An illuminating read for anyone interested in the inner workings of the Catholic Church; for prelate-fiction superfans, it...

Harris, creator of grand, symphonic thrillers from Fatherland (1992) to An Officer and a Spy (2014), scores with a chamber piece of a novel set in the Vatican in the days after a fictional pope dies.

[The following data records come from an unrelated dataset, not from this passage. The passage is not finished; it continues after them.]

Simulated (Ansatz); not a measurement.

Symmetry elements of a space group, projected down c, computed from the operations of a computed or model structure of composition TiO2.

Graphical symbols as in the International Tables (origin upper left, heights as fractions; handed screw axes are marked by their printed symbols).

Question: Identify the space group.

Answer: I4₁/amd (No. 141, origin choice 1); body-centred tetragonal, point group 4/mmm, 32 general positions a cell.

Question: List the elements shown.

Fictional, yes, but the nameless pontiff has a lot in common with our own Francis: he’s famously humble, shunning the lavish Apostolic Palace for a small apartment, and he is committed to leading a church that engages with the world and its problems. In the aftermath of his sudden death, rumors circulate about the pope’s intention to fire certain cardinals. At the center of the action is Cardinal Lomeli, Dean of the College of Cardinals, whose job it is to manage the conclave that will elect a new pope. He believes it is also his duty to uncover what the pope knew before he died because some of the cardinals in question are in the running to succeed him. “In the running” is an apt phrase because, as described by Harris, the papal conclave is the ultimate political backroom—albeit a room, the Sistine Chapel, covered with Michelangelo frescoes. Vying for the papal crown are an African cardinal whom many want to see as the first black pope, a press-savvy Canadian, an Italian arch-conservative (think Cardinal Scalia), and an Italian liberal who wants to continue the late pope’s campaign to modernize the church. The novel glories in the ancient rituals that constitute the election process while still grounding that process in the real world: the Sistine Chapel is fitted with jamming devices to thwart electronic eavesdropping, and the pressure to act quickly is increased because “rumours that the pope is dead are already trending on social media.”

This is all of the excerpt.